The results demonstrated that copy papers which have similar filler types and contents were hard to classify.

Fig. 9. EDX spectra of copy papers (a: Sample A, b: Sample E, c: Sample H)

ATR-IR Data

The spectra data were collected in the range of 4,000 to 400 cm−1. However, as the key peaks associated with cellulose, hemicellulose, lignin, and moisture, which are major components of paper, are typically found in the range of 1,800 to 800 cm−1, only the spectral region within 1,800 to 800 cm−1 was extracted and utilized for this study.

By focusing on this specific spectral range, the characteristic peaks relevant to the identification and analysis of cellulose, hemicellulose, lignin, and moisture in paper samples could be evaluated. This selective extraction of the spectral data allowed for a more precise and efficient analysis of paper composition and its constituents (Kim and Eom 2016).

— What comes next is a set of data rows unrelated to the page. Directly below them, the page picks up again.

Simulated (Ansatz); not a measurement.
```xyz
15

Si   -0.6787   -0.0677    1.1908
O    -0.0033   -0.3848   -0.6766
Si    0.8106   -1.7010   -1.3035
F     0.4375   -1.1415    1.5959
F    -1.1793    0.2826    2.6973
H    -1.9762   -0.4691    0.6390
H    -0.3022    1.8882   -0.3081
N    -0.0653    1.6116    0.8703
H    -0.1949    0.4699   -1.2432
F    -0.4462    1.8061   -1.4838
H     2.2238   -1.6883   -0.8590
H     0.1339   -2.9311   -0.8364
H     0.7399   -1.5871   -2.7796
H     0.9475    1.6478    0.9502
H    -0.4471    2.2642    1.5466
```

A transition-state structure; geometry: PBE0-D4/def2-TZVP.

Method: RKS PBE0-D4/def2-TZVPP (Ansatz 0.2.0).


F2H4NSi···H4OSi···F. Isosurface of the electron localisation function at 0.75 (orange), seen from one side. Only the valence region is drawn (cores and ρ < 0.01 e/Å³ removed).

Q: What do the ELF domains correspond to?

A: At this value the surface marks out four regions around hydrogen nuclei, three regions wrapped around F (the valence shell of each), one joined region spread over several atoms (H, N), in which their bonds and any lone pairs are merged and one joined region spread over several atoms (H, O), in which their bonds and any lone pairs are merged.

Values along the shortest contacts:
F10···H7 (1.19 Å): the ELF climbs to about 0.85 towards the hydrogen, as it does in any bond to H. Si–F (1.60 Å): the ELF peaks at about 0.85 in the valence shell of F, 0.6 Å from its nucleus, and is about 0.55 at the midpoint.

Figure 10(a) shows the raw IR spectra, and Fig. 10(b) illustrates the second-derivative spectra. The data preprocessing using the Savitzky-Golay filter serves to make the baseline of spectra consistently adjusted and enhance the peaks, thus emphasizing differences between samples (Hwang et al. 2016). In the raw IR spectra shown in Fig. 10(a), several differences were revealed in the absorption bands at 1647 to 1635 cm-1 (water), 1422 cm-1 (CH2 bending), 1337 cm-1 (amorphous cellulose), and 1200 to 900 cm-1 (cellulose fingerprint) for each copy paper (Garside and Wyeth 2003; Polovka et al. 2006; Ciolacu et al. 2010; Castro et al. 2011). However, in the second derivative spectra presented in Fig. 10(b), additional absorption peaks were observed at 1730, 1700, 1680, 1661, 1644, 1620, 1547, and 1510 to 1505 cm-1.

The 1730 cm-1 peak was attributed to the oxidation of cellulose (Sistach et al. 1998). Differences at 1700 cm-1 may indicate the use of rosin in the sizing of paper products (Ganzerla et al. 2009). The peak at 1661 cm-1 suggests the presence of carbonyl groups along the cellulose chain, potentially keto or aldehyde groups linked to the phenyl ring of lignin (Proniewicz et al. 2001; 2002). The absorption peak at 1510 to 1505 cm-1 is characteristic of lignin. The peaks at 1644 and 1547 cm-1 (Amin I and II) may suggest the use of gelatine as glue (Calvini and Gorassini 2002; Gracia 2001). The vibrations of stretching of C=C aromatic ring at 1510 cm−1 and the peak at 1680 cm-1, given by oxidation of keto or aldehydic groups linked to the ring (Ganzerla et al. 2009). The spectra at 1620 cm-1 are indicative of calcium carbonate and gypsum (Gracia 2001).

Fig. 10. Preprocessing of IR spectra with Savitzky–Golay algorithms: (a) Raw IR spectra and (b) 2nd derivative spectra

Fig. 11. (a) TCI and (b) HBI of copy papers

Before the machine learning modeling with IR spectrum datasets, TCI and HBI were determined. Figure 11 shows the TCI and HBI of copy papers. As shown in Fig. 11, the results of TCI and HBI indicate an opposite trend called the “mirror effect” (Široký et al. 2010).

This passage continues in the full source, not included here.